Question

In simplest radical form, what are the solutions to the quadratic eqaution 0=-3x^2-4x+5

Answer 1

`x= -(2+√(19) )/(3) \textrm { and } x = -(2-√(19) )/(3)`

Explanation:

We have to find the solution of the quadratic single variable equation as given below:

- 3x² - 4x + 5 = 0 ..... (1)

The left-hand side can not be factorized.
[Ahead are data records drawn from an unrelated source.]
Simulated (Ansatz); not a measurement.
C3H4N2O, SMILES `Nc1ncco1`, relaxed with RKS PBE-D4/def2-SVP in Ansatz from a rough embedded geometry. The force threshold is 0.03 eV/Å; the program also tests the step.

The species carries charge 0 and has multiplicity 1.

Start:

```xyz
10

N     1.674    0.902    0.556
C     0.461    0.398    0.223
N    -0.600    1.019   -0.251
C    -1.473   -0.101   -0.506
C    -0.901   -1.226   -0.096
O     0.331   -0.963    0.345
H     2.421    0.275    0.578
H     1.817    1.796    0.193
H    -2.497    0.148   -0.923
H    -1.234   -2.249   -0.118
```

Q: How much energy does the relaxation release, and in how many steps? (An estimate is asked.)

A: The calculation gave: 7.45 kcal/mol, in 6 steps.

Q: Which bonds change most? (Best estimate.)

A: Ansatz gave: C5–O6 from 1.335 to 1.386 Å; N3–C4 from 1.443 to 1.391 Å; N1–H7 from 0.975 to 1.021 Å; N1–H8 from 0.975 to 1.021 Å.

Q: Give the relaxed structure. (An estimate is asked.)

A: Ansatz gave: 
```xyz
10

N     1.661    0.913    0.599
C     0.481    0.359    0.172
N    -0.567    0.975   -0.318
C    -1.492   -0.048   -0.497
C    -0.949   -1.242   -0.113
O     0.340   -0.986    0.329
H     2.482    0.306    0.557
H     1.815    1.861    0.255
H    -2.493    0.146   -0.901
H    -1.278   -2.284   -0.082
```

So, apply The Sridhar Acharya Formula, which gives if ax² + bx + c = 0,the the solutions of the quadratic equation are

`x=\frac{-b + \sqrt{b^(2) -4ac} }{2a}` and,
`x=\frac{-b - \sqrt{b^(2) -4ac} }{2a}`

So, from the equation (1), we can write

`x= \frac{-(-4) +\sqrt{(-4)^(2)-4 * (-3) * 5 } }{2 * (-3)}` and

`x= \frac{-(-4) -\sqrt{(-4)^(2)-4 * (-3) * 5 } }{2 * (-3)}`

⇒
`x=(4+ 2√(19) )/(-6) \textrm{ and } x=(4-2√(19) )/(-6)`

⇒
`x= -(2+√(19) )/(3) \textrm { and } x = -(2-√(19) )/(3)` (Answer)